When executing a SQL statement, the YugabyteDB query layer (known as YSQL and using PostgreSQL) sends read and write operations to the storage layer (DocDB). They are remote calls (RPC) and must time out if it takes too long, for whatever reasons. This is where you can experience such error: ERROR: Perform RPC (request call id 6171) to <ip_redacted>:9100 timed out after 602.000s
.
The parameters that control this timeout:
- client_read_write_timeout_ms cluster flag for YCQL and YSQL
- ysql_client_read_write_timeout_ms cluster flag for YSQL
- statement_timeout session parameter (PostgreSQL)

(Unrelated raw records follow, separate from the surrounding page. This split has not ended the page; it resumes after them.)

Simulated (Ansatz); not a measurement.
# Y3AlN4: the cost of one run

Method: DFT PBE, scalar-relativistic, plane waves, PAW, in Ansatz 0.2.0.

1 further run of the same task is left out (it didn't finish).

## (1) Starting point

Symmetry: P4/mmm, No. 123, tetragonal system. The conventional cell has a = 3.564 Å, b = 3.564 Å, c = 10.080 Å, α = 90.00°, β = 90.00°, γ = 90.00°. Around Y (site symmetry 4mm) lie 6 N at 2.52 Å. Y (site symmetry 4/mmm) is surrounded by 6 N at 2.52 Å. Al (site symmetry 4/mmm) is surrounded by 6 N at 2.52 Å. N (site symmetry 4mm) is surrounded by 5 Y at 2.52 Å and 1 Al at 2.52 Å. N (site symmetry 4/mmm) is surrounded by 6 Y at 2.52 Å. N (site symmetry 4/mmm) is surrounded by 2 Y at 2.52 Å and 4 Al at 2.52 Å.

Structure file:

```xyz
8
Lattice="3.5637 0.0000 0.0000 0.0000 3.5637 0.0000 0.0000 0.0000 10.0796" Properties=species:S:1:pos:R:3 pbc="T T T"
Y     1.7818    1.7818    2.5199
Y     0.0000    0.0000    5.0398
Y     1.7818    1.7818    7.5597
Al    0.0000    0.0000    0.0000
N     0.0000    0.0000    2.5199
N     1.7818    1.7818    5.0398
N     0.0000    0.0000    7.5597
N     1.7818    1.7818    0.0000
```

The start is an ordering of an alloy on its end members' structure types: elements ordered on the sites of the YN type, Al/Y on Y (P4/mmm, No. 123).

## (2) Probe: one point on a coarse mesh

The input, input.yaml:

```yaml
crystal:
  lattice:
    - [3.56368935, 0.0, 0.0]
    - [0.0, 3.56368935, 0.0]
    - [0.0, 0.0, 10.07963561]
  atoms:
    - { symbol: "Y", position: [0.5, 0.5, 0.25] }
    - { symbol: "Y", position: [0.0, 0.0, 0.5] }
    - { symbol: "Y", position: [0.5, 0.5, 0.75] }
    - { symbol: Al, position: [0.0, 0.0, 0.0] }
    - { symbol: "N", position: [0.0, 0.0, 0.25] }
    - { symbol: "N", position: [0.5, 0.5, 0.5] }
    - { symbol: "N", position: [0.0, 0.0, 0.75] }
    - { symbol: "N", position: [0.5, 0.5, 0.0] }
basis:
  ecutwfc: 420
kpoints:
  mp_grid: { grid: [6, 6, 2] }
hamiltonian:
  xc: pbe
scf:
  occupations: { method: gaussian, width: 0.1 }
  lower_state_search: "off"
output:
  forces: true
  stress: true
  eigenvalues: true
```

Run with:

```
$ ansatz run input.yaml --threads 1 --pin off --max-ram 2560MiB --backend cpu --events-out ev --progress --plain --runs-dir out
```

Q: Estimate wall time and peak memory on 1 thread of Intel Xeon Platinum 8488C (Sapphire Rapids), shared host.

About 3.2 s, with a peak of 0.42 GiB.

- hardcoded value of 600 seconds in YugabyteDB code
Here is the logic in YBCSetTimeout(): There is a timeout set at YSQL level (statement_timeout) and a timeout set at cluster level (ysql_read_write_timeout_ms
). When both are set, the timeout is set to the minimum of the YSQL and DocDB settings, which means increasing one above the other will allow longer waiting.
If statement_timeout
is set to zero, which is the default, it is considered not set, and only the DocDB setting matters.
Here are the defaults for DocDB parameters:
--client_read_write_timeout_ms=60000
--ysql_client_read_write_timeout_ms=-1
What is not visible from the parameters is when ysql_client_read_write_timeout_ms
<0 it doesn't default to client_read_write_timeout_ms
but to a hardcoded of 600 seconds (in YsqlClientReadWriteTimeoutMs())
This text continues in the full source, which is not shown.